Writes: SG
Yesterday, I visited a martyr’s house. It was in a place called Magarjung tea estate (T.E.), which is 33 km from Darjeeling and 1,500 km from where I live – Delhi. I wasn’t told where we were going. I thought we were going on a road trip. And a road trip it was: from Darjeeling to Sukhiapokhri, past Chamong T.E. and down Tarzum to a sleepy village with a few orange trees overlooking a gurgling brook. But that’s about all the beauty one will find here. The double-storey house didn’t have much to boast about. A low doorway led into a single, mud-plastered room. A bed, an alter, and a cushioned bench with a wooden backrest crowded the dingy room. What stood out though was a recently-framed photograph of a man, a silk khada framing his young face. His name is Ashish Tamang.
I won’t be surprised if the name doesn’t ring a bell. Public memory is short.

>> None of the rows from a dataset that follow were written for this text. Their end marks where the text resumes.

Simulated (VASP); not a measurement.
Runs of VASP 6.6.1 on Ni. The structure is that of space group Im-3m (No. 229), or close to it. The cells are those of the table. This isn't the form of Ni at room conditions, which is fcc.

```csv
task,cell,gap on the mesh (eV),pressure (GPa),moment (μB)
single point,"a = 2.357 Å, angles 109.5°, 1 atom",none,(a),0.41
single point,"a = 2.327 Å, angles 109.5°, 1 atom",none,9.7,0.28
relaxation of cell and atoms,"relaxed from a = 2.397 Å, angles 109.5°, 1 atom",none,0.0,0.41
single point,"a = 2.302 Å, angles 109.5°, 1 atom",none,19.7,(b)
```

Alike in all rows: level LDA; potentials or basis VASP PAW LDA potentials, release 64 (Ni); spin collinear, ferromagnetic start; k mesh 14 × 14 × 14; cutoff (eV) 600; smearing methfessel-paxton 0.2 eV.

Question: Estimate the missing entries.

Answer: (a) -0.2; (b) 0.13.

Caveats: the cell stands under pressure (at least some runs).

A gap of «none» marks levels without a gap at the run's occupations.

Unfortunately, time has stood still for his aged parents. Why wouldn’t it? They’ve not only lost a son but their moral and financial support. Retired and jobless, the father talks about a dismal future without his son. Deep lines run across his features, probably deepened more by the prospect of spending his old age in hopelessness, despair, and abject penury. The mother doesn’t speak much, and understandably so.
We call for the wife. She is working in the tea gardens – pruning tea bushes, and but comes home complaining about not getting time off from work every day. Apparently, some officers from Block Development Office had come, asking for her to submit her husband’s death certificate. She wanted to know why, but they didn’t tell her, ‘so I declined’, she told us.
She lives on the floor below where Ashish’s parents live. We take off our shoes before setting our feet on the clay-plastered bare floor. Here too, an alter, a bed and a single bench fill the room. Tin walls encase the single room, adorned with a row of framed certificates featuring her husband’s passport-size photograph – certificates given by various political outfits. And conveniently forgotten, no doubt.
We ask her how she is doing. Life has to go on, she philosophizes. After all, she has two school-going children: a daughter going on to class 9 and a boy who cleared his 11th standard but is seriously considering dropping out and lending a hand to his mother. “As long as I can walk an hour and a half to the tea garden and pluck leaves, I want my children to study,” she says. How are you managing, do you receive any support, we ask. She shakes her head to indicate ‘no.’
She picks up a knapsack and shows us where the bullet exited, splintering the metal support inside the strap. “I washed the blood off with a lot of difficulties,” she says. That must have been a tough, heart-breaking task. But life has been tougher – living in constant fear, being picked up from her workplace at odd hours, interrogated, threatened, bribed, cajoled… She comes across as a hardy, but a surprisingly sharp lady. She tells us she has successfully thwarted all attempts to put compensatory money into her hands – through all of the aforementioned methods. I marvel at her fortitude. A lesser mortal in her place would have buckled.
A local NGO had come by a few days back and offered to help support her daughter’s education. She gracefully accepted the help on the condition that she would provide them with bills. The integrity of the highest order and I look at her with respect.
My friend who represents Darjeeling Together initiative offers to support her son on behalf of the group so that he completes his higher secondary education. (The boy has already been to a recruitment camp at Bengdubi, albeit without success). She accepts graciously, not bothering to count what has been placed in her weather-beaten hands.
As we drive back in the evening, a thick fog envelops the road through Sukhiapokhri. The same fog, I realize, was upon those of us who sat far away from ‘Ground Zero’ and waged useless war with those who believed in continuing with the strife – even if it meant following a leader who was underground – just so to maintain the momentum.
Keyboards warriors and armchair critics, it is time to lift the veil of fog.